I'm glad that iPhoto supports RAW now, and I'm glad that people are beginnng to take digital photo processing seriously, but I'd hate for people to get the wrong idea and start thinking that RAW is necessarily better than JPEG all the time.
It really depends on your camera more than anything else whether or not you actually want to use RAW. Furthermore, if you're going to be playing with RAW files, you really should get a better photo editor than iPhoto.
All RAW really is is the direct output from a camera's CCD. It's the image before the camera's internal firmware gets a chance to process it. For some photographers, this is a good thing because a few minutes in Photoshop can create much better images from the RAW output than the camera's chintzy little firmware can.
So if you're shooting with say a Konica Minolta DiMage Z2, then you're better off using RAW files because the camera's internal image processor has a strong tendency to create lots of noise and compression artifacts. But if you're shooting with an Olympus C8080WZ, you really should just shoot in JPEG mode because that camera's internal firmware does an amazing job producing great looking pictures in even the toughest lighting conditions. In order for you to take the RAW image into Photoshop (or iPhoto) and do as good a job as the camera does on its own, you would have to spend a significant amount of your time tweaking it.

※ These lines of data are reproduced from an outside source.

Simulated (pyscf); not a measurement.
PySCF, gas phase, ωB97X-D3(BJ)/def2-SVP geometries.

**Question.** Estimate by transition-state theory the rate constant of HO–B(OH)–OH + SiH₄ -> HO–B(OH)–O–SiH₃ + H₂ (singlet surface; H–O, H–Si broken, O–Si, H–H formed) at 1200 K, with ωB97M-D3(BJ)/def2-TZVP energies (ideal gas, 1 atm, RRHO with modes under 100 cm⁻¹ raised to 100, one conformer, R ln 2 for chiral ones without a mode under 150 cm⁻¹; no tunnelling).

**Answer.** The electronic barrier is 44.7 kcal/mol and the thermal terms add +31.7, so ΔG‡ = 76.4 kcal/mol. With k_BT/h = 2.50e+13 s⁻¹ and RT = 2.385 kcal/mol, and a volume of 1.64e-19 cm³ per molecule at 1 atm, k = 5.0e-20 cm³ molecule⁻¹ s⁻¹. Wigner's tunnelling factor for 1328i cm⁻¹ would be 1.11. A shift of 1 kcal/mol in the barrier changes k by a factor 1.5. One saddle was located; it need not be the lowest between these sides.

RAW support is a really great thing and for professional photographers or really serious hobbyists it allows you to take some great pictures that otherwise would be troublesome with most digital cameras. That being said, sometimes you really are better off just using high quality JPEG compression in the camera's firmware and if you really want to take advantage of all that RAW has to offer, you're going to need a stronger tool than iPhoto.
At most the RAW support in iPhoto means that hobbyists can now catalog their RAW files along with all of the other images they catalog in iPhoto which makes it more convenient to use and organize their photo collections. But anyone who was using RAW files before this iPhoto update already has Photoshop or Photoshop Elements, both of which are much better for editing RAW and for importing RAW files from your camera.